On Tue, 23 Jun 2009, Markus GRASS wrote:

My implementation is completely file based, also when creating or
updating a vector. This comes obviously with a speed penalty because
reading in memory is faster than reading from file. With all sorts of
tricks and relying on the system to cache files, the file based spatial

Hi Markus, The last point above sounds interesting. What sort of tricks?

When inserting or deleting or searching, the search patch is remembered
(kept in memory) and walked back by using a stack in a non-recursive
functions. This reduces file IO operations about by half and should be a
faster algorithm than the recursive alternative. As an example,
inserting a new item into an RTree that already has about 50,000 items
requires a total of 3 file reads and 3 - 5 file writes, each file IO
reads or writes 528 bytes on a 32 bit system and 586 bytes on a 64 bit
system. And when using intermediate files, the whole chunk of 528/568
bytes is read or written at once.

Are you using memory-mapped files?

What are memory-mapped files? Excuse my ignorance, I'm just a
self-trained coder (learning by doing).

My thinking would be to always read it from the file, and rely on the
operating system as best as possible to not slow down performance too
much (compared to holding the index in memory) for small sizes of
indexes. I think that would be a seamless foolproof (from the user's
point of view) approach that would scale very well with both
increasing size of datasets and performance of computer hardware.
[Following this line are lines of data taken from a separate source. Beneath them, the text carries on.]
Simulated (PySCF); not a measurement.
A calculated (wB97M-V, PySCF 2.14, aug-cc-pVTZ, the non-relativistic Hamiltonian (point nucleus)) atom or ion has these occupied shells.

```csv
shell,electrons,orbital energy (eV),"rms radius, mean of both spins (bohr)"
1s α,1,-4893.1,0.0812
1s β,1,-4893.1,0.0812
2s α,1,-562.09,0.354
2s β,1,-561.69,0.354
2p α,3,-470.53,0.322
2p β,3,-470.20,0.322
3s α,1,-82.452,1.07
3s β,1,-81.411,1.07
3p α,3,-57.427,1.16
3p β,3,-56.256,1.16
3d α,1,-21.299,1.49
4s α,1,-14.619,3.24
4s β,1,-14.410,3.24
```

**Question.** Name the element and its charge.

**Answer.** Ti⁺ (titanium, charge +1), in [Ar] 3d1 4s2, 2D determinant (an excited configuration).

It would also require less complex code, it's already quite a bit more
complex by now.

Markus M

On 24/06/09 22:49, Markus GRASS wrote:

Moritz:

I'm not sure I understand everything correctly here, but I have the
feeling that there are two questions here:

1) Should we have a file-based storage of the spatial index ? This can
then be read into memory when necessary, which still should be faster
than rebuilding it each time.

If an old vector is opened just for reading (v.what, v.info, probably
also d.vect), the fastest solution is probably to only load the header
of the spatial index, as is done for the coor file, and perform spatial
queries in file. This is very fast AFAIKT.

Then the main issue is during editing ? I guess it then depends on the use cases, but I don't know if frequent editing is something happening very often on large files... IMHO, a slight speed penality for the infrequent updates of vectors is acceptable compared to the huge advantage of not having to rebuild the index every time.

To this I clearly say +1.
The question here is: how to make sure the index is up to date ?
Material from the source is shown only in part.